We implemented the following protocol. Firstly, for each of the four proxemic patterns, we asked five domain experts to assess the similarity (on a scale from 1 to 10, with 1 being extremely dissimilar and 10 being extremely similar) of the reference and the selected target entity for each dimension individually. To do this, experts were provided with only excerpts of the data model corresponding to the given dimension. For example, in the case of Pattern 1, when evaluating the proxemic similarity between two users within the identity dimension, two sets of user profiles along with their characteristics (age, number of followers, etc.) were given but no information on the tweets they posted, places visited, etc. When dealing with the location dimension, they were only given two sets of tweets, but not the sequence in which they were issued or the users to whom they belong, etc. This allows us to determine whether our individual dimension formulas are relevant and meaningful to domain stakeholders. Then, we asked the domain experts to assess the similarity of all relevant dimensions combined in regard to the example indicator chosen. This helps us to determine whether our method of combining dimensions (weighted mean) is relevant. For this evaluation, we deliberately selected entities that are not overly represented in the entire dataset, aiming to facilitate the experts’ evaluation process.

As seen in Table 6, for each dimension and pattern, we calculated the standard deviation (depicted as \(\sigma\)) between the five experts’ measures (1, 2, 3, 4, and 5) in order to assess their degree of agreement. Then, we averaged the measures provided by the experts (depicted as \(\bar{x}\)) and compared them against the results obtained by ProxMetrics. This allowed us to calculate the difference (depicted as \(\Delta\)) between the experts’ results and those of ProxMetrics, thus determining whether they are in concordance or not.

As we can observe in Table 6, for the individual dimensional evaluation, out of the 18 evaluation cases, there are only 3 cases ( in Table 6) where the ProxMetrics assessment significantly differs from that of the evaluators (e.g., the \(\Delta\) is greater than 2). These are Pattern 1 with the I dimension (\(\Delta = 3.50\)), Pattern 2 with the O dimension (\(\Delta = 3.60\)), and Pattern 3 with the O dimension (\(\Delta = 2.40\)). In cases of poor assessment for the O dimension, we notice they are also correlated with very low agreement between evaluators (\(\sigma = 1.90\) for Pattern 2 and \(\sigma = 1.85\) for Pattern 3), indicating there are various ways to interpret the similarity for this dimension. Therefore, other formulas might be more appropriate depending on the domain requirements. For the other dimensional measures, ProxMetrics provides assessments that are quite similar to those of the experts, demonstrating the relevance of our formula in the domain of tourism.

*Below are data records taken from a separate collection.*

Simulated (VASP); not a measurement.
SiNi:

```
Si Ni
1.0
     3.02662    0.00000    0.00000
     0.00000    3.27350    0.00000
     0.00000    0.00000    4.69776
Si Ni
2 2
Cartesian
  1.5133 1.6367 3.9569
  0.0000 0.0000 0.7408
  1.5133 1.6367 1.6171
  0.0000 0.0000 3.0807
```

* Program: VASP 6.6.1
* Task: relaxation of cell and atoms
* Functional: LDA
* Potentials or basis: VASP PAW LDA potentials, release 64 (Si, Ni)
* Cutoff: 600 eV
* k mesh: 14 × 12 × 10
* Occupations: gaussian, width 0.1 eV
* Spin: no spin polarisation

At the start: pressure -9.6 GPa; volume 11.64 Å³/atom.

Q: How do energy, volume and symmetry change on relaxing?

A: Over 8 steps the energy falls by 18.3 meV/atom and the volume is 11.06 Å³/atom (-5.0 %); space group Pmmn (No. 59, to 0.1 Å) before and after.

In the case of multidimensional combinations (DILMO, ILO, ILMO, and LO in the examples chosen), for most of them (3 out of 4, in Table 6), the aggregation with default parameters (equal weighting) of ProxMetrics closely matches that of the evaluators, with \(\Delta = 1.06\), \(\Delta = 0.87\), and \(\Delta = 0.93\). However, for Pattern 4, the result diverges with \(\Delta = 2.85\) ( in Table 6), and the agreement among evaluators is also significantly weaker (\(\sigma = 1.72\)) compared to the other patterns. In all cases, it would have been possible to improve the accuracy of the results by altering the weighting of each dimension. Let’s consider Pattern 1 as an example: if we had doubled the impact of the L and O dimensions and reduced that of D by half, we would have obtained a result of \(3.14\), similar to that of the experts. This highlights the importance of choosing appropriate weights during the process to get accurate results. These weight values are highly dependent on the domain and specific requirements; therefore, it is necessary for experts in each domain to tweak them.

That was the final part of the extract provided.